Anton van Straaten wrote:
> Thomas Lord wrote:
>> This design decision rebels against industry best practices, for no 
>> good reason.   
>
> Which best practices are you referring to?  The reason I ask is that 
> it sounds as though you're suggesting using URIs as library names in 
> the source code of programs, but most languages don't do that.

Most do not, true, but then most designs for library names pre-date the 
definition of the URI namespace and/or the recognition of its 
importance.  A variety of recent languages all do use URIs as module 
names:  XSLT, XML Schema, XQuery, and HTML for example.


The rationale takes special pains, elsewhere, to consider external 
serialization needs in the design of library syntax.   That is the 
rationale for a delimited (by parentheses) library syntax.    
Serialization considerations also apply to library names.   The URI 
standards address all of the requirements offered for library names,  
have a principled, clean design, and are already handled by many 
computing systems.   They are, of course, designed with serialization 
concerns as one of the primary goals.   I see no reason to not use them 
unless that reason is "Not Invented Here."



>
> Particularly in the case of Scheme, there are real benefits to having 
> library names be easily readable by Scheme programs, without requiring 
> that those programs parse what amounts to a foreign serialization format.


If library names are URIs then it will no longer be a foreign format, 
will it?    And, more to the point, on the issue of version numbers, the 
rationale fails to persuade that implementations must *parse* library 
names at all (rather than treating them as atomic identifiers).    
(Parsing of some sort is surely needed to map library names into file 
names, and so forth -- but such parsing is likely to be highly 
idiosyncratic to each implementation.)



>
> Note that the 5.91 draft did specify library names as URIs, but 
> objections were raised about this, which the editors "became convinced 
> by."  It might be worth reviewing the list archives to see some of 
> those objections, to avoid unnecessary repetition.
>

Well, some repetition is inherent in the objective of my top-level "on 
rationale X.Y ...." posts.    I do mean to (or mean to not) re-open old 
arguments -- only to summarize certain objections that I do not think 
have been sufficiently addressed in previous discussions.
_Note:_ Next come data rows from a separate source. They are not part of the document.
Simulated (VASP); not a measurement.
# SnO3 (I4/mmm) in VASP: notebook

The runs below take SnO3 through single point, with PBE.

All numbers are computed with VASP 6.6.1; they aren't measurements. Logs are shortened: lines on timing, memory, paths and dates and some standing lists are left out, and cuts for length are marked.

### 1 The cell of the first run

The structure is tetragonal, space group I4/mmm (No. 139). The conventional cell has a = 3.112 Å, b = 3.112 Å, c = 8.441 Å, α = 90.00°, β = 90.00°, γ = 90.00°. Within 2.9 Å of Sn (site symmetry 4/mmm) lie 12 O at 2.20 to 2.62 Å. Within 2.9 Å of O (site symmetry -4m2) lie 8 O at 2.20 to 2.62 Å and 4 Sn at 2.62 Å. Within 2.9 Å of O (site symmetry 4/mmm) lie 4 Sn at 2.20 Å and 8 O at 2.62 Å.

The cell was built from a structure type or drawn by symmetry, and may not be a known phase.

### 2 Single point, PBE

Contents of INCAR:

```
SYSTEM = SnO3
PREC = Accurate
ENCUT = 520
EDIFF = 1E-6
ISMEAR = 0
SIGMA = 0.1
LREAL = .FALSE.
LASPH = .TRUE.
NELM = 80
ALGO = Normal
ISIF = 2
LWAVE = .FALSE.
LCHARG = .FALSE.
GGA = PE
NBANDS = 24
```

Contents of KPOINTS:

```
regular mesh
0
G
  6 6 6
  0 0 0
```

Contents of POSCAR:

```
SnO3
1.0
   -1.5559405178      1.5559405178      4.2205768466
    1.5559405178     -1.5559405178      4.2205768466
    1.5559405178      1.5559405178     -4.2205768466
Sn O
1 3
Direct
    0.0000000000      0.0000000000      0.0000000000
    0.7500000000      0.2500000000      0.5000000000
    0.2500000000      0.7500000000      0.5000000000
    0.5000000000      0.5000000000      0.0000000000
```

> That's not to say that there aren't some valid issues here that are 
> not addressed by R6RS.  However, many of those issues are really 
> outside the scope of the normative part of R6RS.  Note that the 
> non-normative appendices include some recommendations about mapping of 
> library names to resources, although they are not comprehensive.
>

Just speaking informally, as we chat:  I think that we can an should be 
a lot more aggressive about formalizing those issues you are calling 
"outside the scope".     We might formally define an "execution 
environment" as a thing which (in part) contains a bag of named 
libraries, with the invariant that no two libraries in the bag have the 
same name.    We can then formally say what it means run a program in 
that environment, given only knowledge of the source texts of the 
libraries and top-level programs it contains.   My instinct is that that 
would help implementors converge on a very robust kind of portability in 
this way:   Implementations would still have to have their own ad-hoc 
ways to map library names into file systems and so forth, but this 
formalization of an "execution environment" would give that mapping 
problem a very definite target which, if hit, would mean that "bundles" 
of scheme code (a bag of libraries and top-level programs) would have a 
deterministic semantics that is true for every conforming implementation 
and system configuration.   Such deterministic semantics are rare and 
precious in real-world programming language definitions and they are 
skyrocketing in economic importance as computing platforms become 
increasingly commoditized and demand for low-transaction costs in 
instantiating new computing systems correspondingly grows.

This is not a small point, I hope you'll agree.   Right now, as we write 
to one another, there is a huge amount of economic activity around (in 
the broadest sense) "virtualization" of computing systems.   The overall 
goals is that "system images" which specify the behavior of a computing 
system should be commodities, and that platform cycles, storage, and 
bandwidth to run images should be fungible.    So, we're moving from a 
world of the "stored program" to a more general world of the "commodity 
system image".

Java is an example of a language which has done a good job of leveraging 
its language definition to build notations for commodity system 
images.   That is to say that conservatively coded bundles of Java 
source code files have a sufficiently well defined semantics that they 
can be exchanged as commodities and executed on generic, virtual, 
fungible platforms (e.g., commodity grids).